Creating ASCII-Sortable Strings from Numbers, Redux

Last updated: Wednesday, November 30 2016

(I wrote about this a while ago. I'm revisiting it for fun, and to run thru it in a more reasonable order.)

Sometimes you have a lot of files with numerical names, and you want to name them such that a stupid ASCIIbetical sort (that is, something that sorts letter-by-letter according to ASCII ordering) will sort them in order. Just numbering them won't work right - "10.txt" will come between "1.txt" and "2.txt". Zero-padding works for most practical purposes, but it requires you to guess how many entries there will be ahead of time, and come on now.

What if you had no idea how many files there were going to be, but maybe it'll be a whole bunch? Then there are a few schemes that'll work.

Unary Numbers

First, let's talk about unary numbers. Normal numbers are "positional" - the value of a digit depends on its position in the number. Unary numbers are non-positional, so digits are worth the same no matter where they are. You already know of one common type - Roman numerals. An X is always worth 10 no matter where it shows up.

It turns out that, if they satisfy two criteria, numbers written in unary always sort correctly, no matter how long they are. These criteria are:

The number must be written in "greedy form", where you always use as many of the largest possible digit first, before trying any smaller digits. For example, in Roman numerals 16 must be written XVI, not VVVI or XIIIIII.
The digits must sort correctly themselves. Roman numerals do not do this - I, V, and X sort correctly, but C (100) goes before all of them.

Here's a simple system that does satisfy those two constraints: the letters A-Z, where A stands for 1, B for 2, etc until Z is for 26. Then a number like 100 is written ZZZV. I'll use this for the rest of the post.

The problem with unary numbers is that they grow linearly with the size of the number. If I double the number, I double the length of the number too. The length of positional numbers grow with the log of the value, which is much much smaller - doubling the value of a binary number only increases its length by 1.
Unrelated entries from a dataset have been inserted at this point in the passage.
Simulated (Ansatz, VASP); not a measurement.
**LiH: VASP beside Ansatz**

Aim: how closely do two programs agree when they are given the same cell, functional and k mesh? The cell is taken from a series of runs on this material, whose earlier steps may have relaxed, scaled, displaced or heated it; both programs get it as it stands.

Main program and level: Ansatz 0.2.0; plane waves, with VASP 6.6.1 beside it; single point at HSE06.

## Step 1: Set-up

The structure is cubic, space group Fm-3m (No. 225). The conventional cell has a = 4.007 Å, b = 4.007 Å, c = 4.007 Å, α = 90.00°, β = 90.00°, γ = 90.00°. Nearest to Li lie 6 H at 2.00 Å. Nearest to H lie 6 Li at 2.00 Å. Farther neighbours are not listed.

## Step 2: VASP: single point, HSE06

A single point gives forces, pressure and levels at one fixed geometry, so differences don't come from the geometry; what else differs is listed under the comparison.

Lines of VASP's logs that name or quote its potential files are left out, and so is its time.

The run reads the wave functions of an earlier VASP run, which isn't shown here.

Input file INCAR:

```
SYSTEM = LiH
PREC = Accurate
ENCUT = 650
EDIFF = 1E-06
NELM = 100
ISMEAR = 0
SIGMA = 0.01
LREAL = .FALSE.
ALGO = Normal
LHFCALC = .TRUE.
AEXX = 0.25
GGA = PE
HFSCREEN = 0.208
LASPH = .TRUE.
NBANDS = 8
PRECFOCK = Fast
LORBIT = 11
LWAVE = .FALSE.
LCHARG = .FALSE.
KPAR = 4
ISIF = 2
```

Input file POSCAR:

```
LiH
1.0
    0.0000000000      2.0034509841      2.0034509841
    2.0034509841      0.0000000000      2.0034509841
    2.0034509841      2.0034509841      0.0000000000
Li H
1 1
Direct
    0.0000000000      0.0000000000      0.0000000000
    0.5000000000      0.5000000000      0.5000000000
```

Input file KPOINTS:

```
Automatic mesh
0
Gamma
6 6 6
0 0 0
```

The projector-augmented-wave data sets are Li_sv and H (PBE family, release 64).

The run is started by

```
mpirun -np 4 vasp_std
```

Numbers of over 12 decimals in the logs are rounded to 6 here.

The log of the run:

So we can't quite have everything. Positional numbers grow slowly, but don't sort right. Unary numbers sort right, but grow quickly. In combination, tho!

Unary Prefix

Positional numbers do sort correctly as long as they have the same length. All 2-digit numbers (10-99) will correctly sort themselves ASCIIbetically, for example. This is why zero-padding works - it changes all the numbers to be the same length.

By taking advantage of this, we can get the best of both worlds. The first way to write numbers that'll sort correctly as they get infinitely large is to write the number normally, then prefix it with an unary number listing its length.

For this to work correctly, the unary number must use a different set of digits from the "normal" number, and those digits must sort after the "normal" digits. These are both true of the A-Z system.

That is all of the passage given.